Fatah says Hamas blocks lawmakers from leaving Gaza
GAZA |
GAZA (Reuters) - Hamas security forces on Sunday prevented three Fatah lawmakers from leaving the Gaza Strip to attend their party's first congress in 20 years, Fatah officials said, denouncing the travel ban as a "provocation."
Palestinian President Mahmoud Abbas has said he will cancel his party's gathering, scheduled to take place in the West Bank city of Bethlehem on August 4, if any Fatah members are prevented from attending.
Ihab al-Ghsain, a spokesman for the Hamas-run Interior Ministry in Gaza, said: "No Fatah officials will be allowed to leave to attend the congress unless all Hamas activists detained in the West Bank are released."
Hamas and Fatah have been accusing each other of carrying out political arrests. A rift between the two groups widened in 2007 when Hamas seized control of Gaza after routing Fatah forces loyal to Abbas, who governs the West Bank.
Fatah lawmaker Ashraf Goma said Hamas's move was a "grave incident" and a "provocation." Other Fatah officials said the Hamas ban could stoke tensions among Palestinians.

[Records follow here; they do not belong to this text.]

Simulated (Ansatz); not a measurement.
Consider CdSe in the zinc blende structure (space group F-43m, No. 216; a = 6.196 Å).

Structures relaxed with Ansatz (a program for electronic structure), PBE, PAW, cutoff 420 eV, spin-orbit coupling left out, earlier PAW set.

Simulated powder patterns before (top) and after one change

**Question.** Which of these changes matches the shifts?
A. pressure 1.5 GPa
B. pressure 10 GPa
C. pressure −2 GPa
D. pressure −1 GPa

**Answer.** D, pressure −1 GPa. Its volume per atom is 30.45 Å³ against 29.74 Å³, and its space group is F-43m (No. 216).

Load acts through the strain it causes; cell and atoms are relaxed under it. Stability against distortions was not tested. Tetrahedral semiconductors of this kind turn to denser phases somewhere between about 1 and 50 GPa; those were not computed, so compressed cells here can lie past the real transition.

"Lawmakers have never before been prevented from leaving Gaza since the coup," said Goma, referring to the ousting of forces loyal to Abbas.
Fatah officials also accused Hamas of detaining four other participants and banning three women Fatah members from travelling to the congress. Some 400 Fatah members in the Gaza Strip would need travel permits.
The secular Fatah movement, which dominated Palestinian politics for decades until it lost a 2006 election to Hamas, has spent some four years wrangling over convening the congress it hopes will set it on a path of reform and democratisation.
Fatah's last congress -- the fifth in the movement's 44-year history -- was held in 1989 in Tunisia. It has never been convened on Palestinian territory.
Abbas has asked Egypt and Syria to pressure Hamas to allow Fatah members to leave Gaza to attend the congress.